Grafana usage insights: How to track who is sending what metrics to your stack in Grafana Cloud
We are happy to announce the release of the Grafana usage groups feature in Grafana Cloud. This new feature — which is available in the Grafana Cloud Advanced plan — helps centralized observability teams and administrators track and attribute metrics usage back to groups that exist within a single shared Grafana stack.
Ultimately, Grafana usage groups can help with governance and cost control. In this post, we’ll show you how you can attribute metrics to different teams in Grafana Cloud.
How to organize and deploy a Grafana stack
In the wild, we see users maintain their Grafana stacks in several ways:
- One shared Grafana stack for the whole organization: Many customers put all their metrics (across many different teams) into a single hosted metrics instance. The benefits of this approach are transparency and simplicity — every user can access all data by default.
- One Grafana stack per team: Some admins deploy one stack per team, division, or business unit. This allows admins to charge back or track the attributed usage to the respective teams. It passes on the responsibility of managing costs to those teams and enables them to manage their costs independently and autonomously.
- One Grafana stack per environment: Some admins have created one stack per environment such as development, staging, and production. Attributing usage for the environment can help a finance team assign direct and indirect costs correctly.
Additionally, before organizing and deploying Grafana stacks within your organization, there are other considerations that should be taken into account:
- Limits are configured per Grafana stack. If a team or environment has a usage spike and hits their limit, other stacks won’t be impacted.
- Data access. By default, when you create a new Grafana Cloud stack, data stored in the hosted metrics backend is accessed through the hosted Grafana instance, as the backend is already configured as a data source there. This can be useful if you want to restrict teams to only see their own data, but if you want teams to be able to view one another’s data (for example, on a single, centrally shared hosted Grafana instance), then an admin will need to manually add the data sources for every metrics backend.
Regardless of your preferred approach, all of these stack models can benefit from usage groups.
Grafana usage insights in Grafana Cloud
Whether you are using multiple stacks or one, you’ll likely benefit from implementing usage groups. Usage groups offer additional dimensions for you to analyze and better understand your metrics usage.

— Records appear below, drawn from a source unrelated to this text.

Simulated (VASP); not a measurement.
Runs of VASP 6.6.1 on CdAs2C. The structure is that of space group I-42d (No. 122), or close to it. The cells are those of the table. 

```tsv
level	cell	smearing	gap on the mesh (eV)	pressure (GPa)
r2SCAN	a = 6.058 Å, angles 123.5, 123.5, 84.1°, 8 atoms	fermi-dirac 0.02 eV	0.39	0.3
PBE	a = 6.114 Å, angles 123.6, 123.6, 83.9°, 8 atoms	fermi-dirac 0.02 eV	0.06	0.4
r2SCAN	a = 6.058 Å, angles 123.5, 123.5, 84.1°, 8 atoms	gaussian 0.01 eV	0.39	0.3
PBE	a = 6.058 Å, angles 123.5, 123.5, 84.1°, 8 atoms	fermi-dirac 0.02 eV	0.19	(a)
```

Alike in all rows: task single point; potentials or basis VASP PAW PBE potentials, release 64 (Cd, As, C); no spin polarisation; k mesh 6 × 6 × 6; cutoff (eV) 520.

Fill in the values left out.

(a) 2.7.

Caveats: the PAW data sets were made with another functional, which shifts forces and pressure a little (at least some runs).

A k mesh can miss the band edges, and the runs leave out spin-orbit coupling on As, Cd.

Let’s dive into an example. First we are going to analyze our metric usage for different services. We’ll start by setting up usage groups configuration to create separate groups based on a label called service
.
'grafanacloud_usage_group/service_ambassador': '{service=ambassador}'
'grafanacloud_usage_group/service_consul': '{service=consul}'
'grafanacloud_usage_group/service_ingress-ambassador': '{service=ingress-ambassador}'
'grafanacloud_usage_group/service_ingress-nginx': '{service=ingress-nginx}'
The configuration entries are built up as a map of desired group name (prefixed with grafanacloud_usage_group
) and a label selector for counting active series.
After adding this configuration for our test account, our usage groups show up on the Billing and Usage dashboard under the Metrics Instance Usage Group Stats row:
Looking closer, we can identify that the service with the most usage in this example is ingress-nginx. To further drill down on how that usage adds up, you would head to the cardinality dashboards.
Note: Active series counts for each usage group will only be available from the moment that the usage group configuration is applied. Metrics ingested before that moment will not be retroactively analyzed or assigned to any usage group.
Next, we are going to introduce another dimension by which we would like to count active series. Our data are coming from multiple environments (dev, prod, staging). Let’s suppose our VP engineering/cloud finance team would like to understand how much we’re spending on dev environments and decide if we should be more efficient with the metrics there.
To do that, we’d modify our usage groups configuration to the following:
'grafanacloud_usage_group/service_ambassador': '{service=ambassador}'
'grafanacloud_usage_group/service_consul': '{service=consul}'
'grafanacloud_usage_group/service_ingress-ambassador': '{service=ingress-ambassador}'
'grafanacloud_usage_group/service_ingress-nginx': '{service=ingress-nginx}'
...
#nothing changed until here
'grafanacloud_usage_group/environment_dev': '{environment=dev}'
'grafanacloud_usage_group/environment_prod': '{environment=prod}'
'grafanacloud_usage_group/environment_staging': '{environment=staging}'
With this modification, the metric usage for each environment also shows up on the same panel:
Applying the new configuration shows us that dev is using ~30% of prod’s metric consumption.
Learn more about usage groups in Grafana Cloud
We’re excited to showcase the usage groups feature in Grafana Cloud Advanced and give you a new way to set up and maintain your Grafana stacks based on what makes the most sense for your team or company.